The NRZ method is normally generated inside computers, at low speeds, when the asynchronous transmission is being used. It is not popular for synchronous transmission because there is no voltage or level change when there are long strings of sequential binary 1s or 0s. If there is no signal change, it is difficult for the receiver to determine just where one-bit ends and the next one begins. If the clock is to be recovered from the transmitted data in a synchronous system, there must be more frequent changes, preferably one per bit. NRZ is usually converted to another format, such as RZ or Manchester, for synchronous transmissions.
Return to Zero
In return to zero (RZ) encoding [see Fig. 11-9(c) and (d)], the voltage level assigned to a binary 1 level returns to zero during the bit period. Unipolar RZ is illustrated in Fig. 11-9(c). The binary 1 level occurs for 50 percent of the bit interval, and the remaining bit interval is zero. Only one polarity level is used. Pulses occur only when a binary 1 is transmitted; no pulse is transmitted for a
Bipolar RZ is illustrated in Fig. 11-9(d). A 50 percent bit interval +3-V pulse is transmitted during a binary 1, and a -3-V pulse is transmitted for a binary 0. Because there is one clearly discernible pulse per bit, it is extremely easy to derive the clock from the transmitted data. For that reason, bipolar RZ is preferred over unipolar RZ. A popular variation of the bipolar RZ format is called alternative mark inversion (AMI) [see Fig. 11-9(e)]. During the bit interval, binary 0s are transmitted as no pulse. Binary 1s, also called marks, are transmitted as alternating positive and negative pulses. One binary 1 is sent as a positive pulse, the next binary 1 as a negative pulse, the next as a positive pulse, and so on.

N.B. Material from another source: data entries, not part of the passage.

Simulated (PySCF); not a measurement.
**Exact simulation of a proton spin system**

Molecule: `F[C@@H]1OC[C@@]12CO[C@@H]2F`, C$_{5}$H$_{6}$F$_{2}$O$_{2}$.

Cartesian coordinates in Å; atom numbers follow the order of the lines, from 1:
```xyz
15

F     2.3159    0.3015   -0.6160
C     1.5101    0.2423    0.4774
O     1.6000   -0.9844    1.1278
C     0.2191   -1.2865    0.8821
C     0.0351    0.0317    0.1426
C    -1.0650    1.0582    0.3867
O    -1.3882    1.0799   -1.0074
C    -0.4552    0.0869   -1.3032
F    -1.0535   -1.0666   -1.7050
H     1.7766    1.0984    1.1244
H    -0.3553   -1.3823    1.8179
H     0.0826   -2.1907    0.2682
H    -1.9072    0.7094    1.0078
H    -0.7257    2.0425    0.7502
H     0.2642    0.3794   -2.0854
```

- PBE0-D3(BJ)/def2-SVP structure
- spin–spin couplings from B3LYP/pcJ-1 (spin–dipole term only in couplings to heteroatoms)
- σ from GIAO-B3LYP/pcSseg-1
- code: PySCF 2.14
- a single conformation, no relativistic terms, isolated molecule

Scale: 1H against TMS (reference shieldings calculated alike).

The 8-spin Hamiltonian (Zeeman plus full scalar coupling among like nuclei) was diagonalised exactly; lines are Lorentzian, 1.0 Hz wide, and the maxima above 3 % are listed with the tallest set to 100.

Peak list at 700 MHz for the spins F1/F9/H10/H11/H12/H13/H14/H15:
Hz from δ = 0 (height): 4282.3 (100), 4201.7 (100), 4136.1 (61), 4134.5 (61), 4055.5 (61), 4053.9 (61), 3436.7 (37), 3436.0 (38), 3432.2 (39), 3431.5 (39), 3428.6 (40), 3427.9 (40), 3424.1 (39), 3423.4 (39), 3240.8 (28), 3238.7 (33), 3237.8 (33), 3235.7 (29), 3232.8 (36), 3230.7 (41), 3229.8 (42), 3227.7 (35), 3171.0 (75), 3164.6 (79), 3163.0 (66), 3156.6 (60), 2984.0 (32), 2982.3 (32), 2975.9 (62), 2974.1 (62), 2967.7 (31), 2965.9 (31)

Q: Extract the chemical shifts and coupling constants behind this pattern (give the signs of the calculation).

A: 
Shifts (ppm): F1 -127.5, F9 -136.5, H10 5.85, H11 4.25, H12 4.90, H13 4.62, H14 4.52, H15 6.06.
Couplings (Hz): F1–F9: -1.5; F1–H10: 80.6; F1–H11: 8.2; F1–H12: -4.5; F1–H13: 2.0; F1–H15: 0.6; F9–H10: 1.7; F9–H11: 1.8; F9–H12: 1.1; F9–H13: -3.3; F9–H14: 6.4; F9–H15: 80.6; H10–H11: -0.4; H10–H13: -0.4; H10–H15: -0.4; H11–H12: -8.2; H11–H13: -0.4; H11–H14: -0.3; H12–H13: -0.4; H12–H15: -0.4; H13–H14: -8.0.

Manchester encoding also referred to as bi-phase encoding, can be unipolar or bipolar. It is widely used in LANs. In the Manchester system, a binary 1 is transmitted first as a positive pulse, for one-half of the bit interval, and then as a negative pulse, for the remaining part of the bit interval. A binary 0 is transmitted as a negative pulse for the first half of the bit interval and a positive pulse for the second half of the bit interval [see Fig. 11-9(f)]. The fact that there is a transition at the center of each 0 or 1 bit makes clock recovery very easy. However, because of the transition in the center of each bit, the frequency of a Manchester-encoded signal is two times an NRZ signal, doubling the bandwidth requirement.
Choosing a Coding Method
The choice of an encoding method depends on the application. For synchronous transmission, RZ and Manchester are preferred because the clock is easier to recover. Another consideration is average dc voltage buildup on the transmission line. When unipolar modes are used, a potentially undesirable average dc voltage builds up on the line because of the charging of the line capacitance. To eliminate this problem, bipolar methods are used, where the positive pulses cancel the negative pulses, and the dc voltage is averaged to zero. Bipolar RZ or Manchester is preferred if
dc buildup is a problem.
DC buildup is not always a problem. In some applications, the average dc value is used for signaling purposes. An example is an Ethernet LAN, which uses the direct current to detect when two or more stations are trying to transmit at the same time. Other encoding methods are also used. The encoding schemes used to encode the serial data recorded on hard disks, CDs, and solid-state drives, for example. Other schemes used in networking will be discussed later.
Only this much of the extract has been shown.